Now the church is searching (again) for a new rector. I sure hope they do better this time; our interim, a woman, is fantastic. It makes such a difference.
Spiritual home for me is a complicated question. Like many millennials, I don’t always feel it necessary to be in a physical space to connect with people or a higher power spiritually. God’s everywhere, so why limit where I connect with Him?
I will go to a synagogue though, if I feel it’s important for me to go (and in any case I prefer to sleep in on Saturdays). I was at Purim services recently, and I did attend High Holiday services this past year, but that’s it.
I know you come from a religious family — your Mom (?) is a rabbi, no? Has that affected your views?
Both my parents are rabbis, and it probably did affect my views. However, I didn’t really connect with my faith until I was in my teens, despite years of being exposed to it everywhere I went. In the end though, it was my choice, and I’m happy with it.
I suspect over-exposure could have that effect. Jose has 2 older sisters and none of the 3 are Baptists, like their father was a minister in…(sorry, messy sentence)
I think a lot of preacher parents forget to make the religion mean more than just a chore and getting up early on the weekends. Those preacher kids I know who stuck to their parents’ beliefs or even followed in their parents’ footsteps did it because they got something out of it other than mainly annoyance.
You know it well. Jose has memories (not happy ones) of having to clean the church and play piano for services, as well as welcoming visiting clergy.
Ooh! Yeah, no wonder. That would make me leave too.
Several of his relatives are fundamentalist Christians so we have almost no relationship with them at all (they also live far away in Texas,) It’s a large gulf to cross.
Oh, I wish I did have one. I’ve gone “church shopping,” as a friend calls it, a few times. Years ago. I’ve not yet found the community for me. But, perhaps I will. Love that you have, even though it may not fit cranny to cranny.
Sorry to be so late replying!
I actually didn’t go church shopping, really…it’s time consuming, for sure. We attended one service in a nearby town and people were friendly…it just wasn’t a great fit either.

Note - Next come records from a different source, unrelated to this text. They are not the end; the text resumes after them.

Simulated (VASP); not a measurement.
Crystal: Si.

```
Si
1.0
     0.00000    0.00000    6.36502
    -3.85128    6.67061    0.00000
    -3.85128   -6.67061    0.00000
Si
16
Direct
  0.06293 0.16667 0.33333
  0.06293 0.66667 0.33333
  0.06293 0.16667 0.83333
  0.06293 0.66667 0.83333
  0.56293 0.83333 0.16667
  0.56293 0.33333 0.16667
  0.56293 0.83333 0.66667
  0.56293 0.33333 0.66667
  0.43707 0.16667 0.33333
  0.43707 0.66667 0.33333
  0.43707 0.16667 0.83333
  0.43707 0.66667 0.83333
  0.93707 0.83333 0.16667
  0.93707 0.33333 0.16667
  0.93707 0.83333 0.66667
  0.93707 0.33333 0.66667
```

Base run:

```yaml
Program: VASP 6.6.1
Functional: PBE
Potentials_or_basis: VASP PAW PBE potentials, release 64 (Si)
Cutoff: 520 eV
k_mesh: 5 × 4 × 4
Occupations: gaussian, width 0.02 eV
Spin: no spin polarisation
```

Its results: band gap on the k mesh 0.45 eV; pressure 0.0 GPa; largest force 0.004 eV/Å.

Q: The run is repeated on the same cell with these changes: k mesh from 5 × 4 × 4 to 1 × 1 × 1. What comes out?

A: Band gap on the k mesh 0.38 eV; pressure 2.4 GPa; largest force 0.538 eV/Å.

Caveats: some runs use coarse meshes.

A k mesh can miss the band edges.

I haven’t chosen to subscribe to a particular religion in adulthood but I am fond and respectful of the tranquillity and comfort that places of worship offer. In fact, on the rare occasions I find myself in a church now, the rituals that are second nature to the regulars (mumbling the same words.. sitting and standing at the same time) seem rather uncanny to me – at once familiar and very far away. But I enjoy the sense of quiet awe and the atmosphere of reverence.. a feeling I have sometimes experienced in the surroundings of a beautiful, silent library too.
It’s an odd feeling if it’s not your religion, certainly — and even a Catholic service is quite different from an Episcopal/Anglican one. But I think time spent sitting in a quiet, beautiful space (yes, to libraries!) is really restorative spiritually.